Monday, March 18, 2013

2013 read #39: As Far as the Eye Can See by David Brill.

As Far as the Eye Can See: Reflections of an Appalachian Trail Hiker by David Brill
187 pages
Published 1990
Read from March 17 to March 18
Rating: ★★★ out of 5

I may not be reading this at the tail end of the month, but I think this book makes a nice bookend to The Cactus Eaters, from the beginning of March. Instead of the ennui and small economic crises of the late '90s, which Dan White fled for the Pacific Crest Trail, Brill orients himself as a member of a lost generation, old enough to have observed the upheavals of the '60s and '70s but not old enough to have faced the draft-or-revolution test when he came of age. Here he presents his 1979 journey up the Appalachian Trail (AT) as a substitute test, a self-imposed challenge to stimulate "personal growth" at the cusp of adulthood. It's a predictable story, worn down to nubs and truisms today, but it's probably inevitable in a book like this. Why the sons of the middle class are so concerned about "finding themselves" I'll never know; you'd think spending six months hiking in the woods would be its own reward, without all this late adolescent philosophical mumbo-jumbo. But it comes with the genre.
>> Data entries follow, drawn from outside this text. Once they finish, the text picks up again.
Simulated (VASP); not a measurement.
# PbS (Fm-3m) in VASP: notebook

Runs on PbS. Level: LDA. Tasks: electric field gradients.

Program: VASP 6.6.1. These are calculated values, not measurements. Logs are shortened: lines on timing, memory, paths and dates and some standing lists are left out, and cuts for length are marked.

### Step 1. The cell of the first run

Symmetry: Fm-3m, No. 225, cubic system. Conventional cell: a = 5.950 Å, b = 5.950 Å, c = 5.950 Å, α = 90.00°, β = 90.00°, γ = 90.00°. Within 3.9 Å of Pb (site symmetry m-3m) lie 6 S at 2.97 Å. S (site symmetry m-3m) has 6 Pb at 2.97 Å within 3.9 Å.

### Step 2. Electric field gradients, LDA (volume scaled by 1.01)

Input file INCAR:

Even though The Cactus Eaters got weird and far, far too personal, at least Dan White had a way with words. Brill plods through his story with all the grace of an undergraduate writing assignment, shoehorning a clumsy simile into every paragraph as if following some test prep center's guidelines for good writing. Which is hilariously apt, since at the time he published this book, Brill was "Coordinator of the Writing Center at Roane State Community College," something I didn't notice until after I made this comparison. In an additional contrast to The Cactus Eaters, which portrays White descending into poisonous, neurotic obsession with the trail, Brill maintains a tone of bright-eyed optimism and the romance of the backwoods. It makes for syrupy reading sometimes, but to be quite honest, it's exactly what I wanted out of this book. It may not be a particularly good book, but I can't be too hard on it.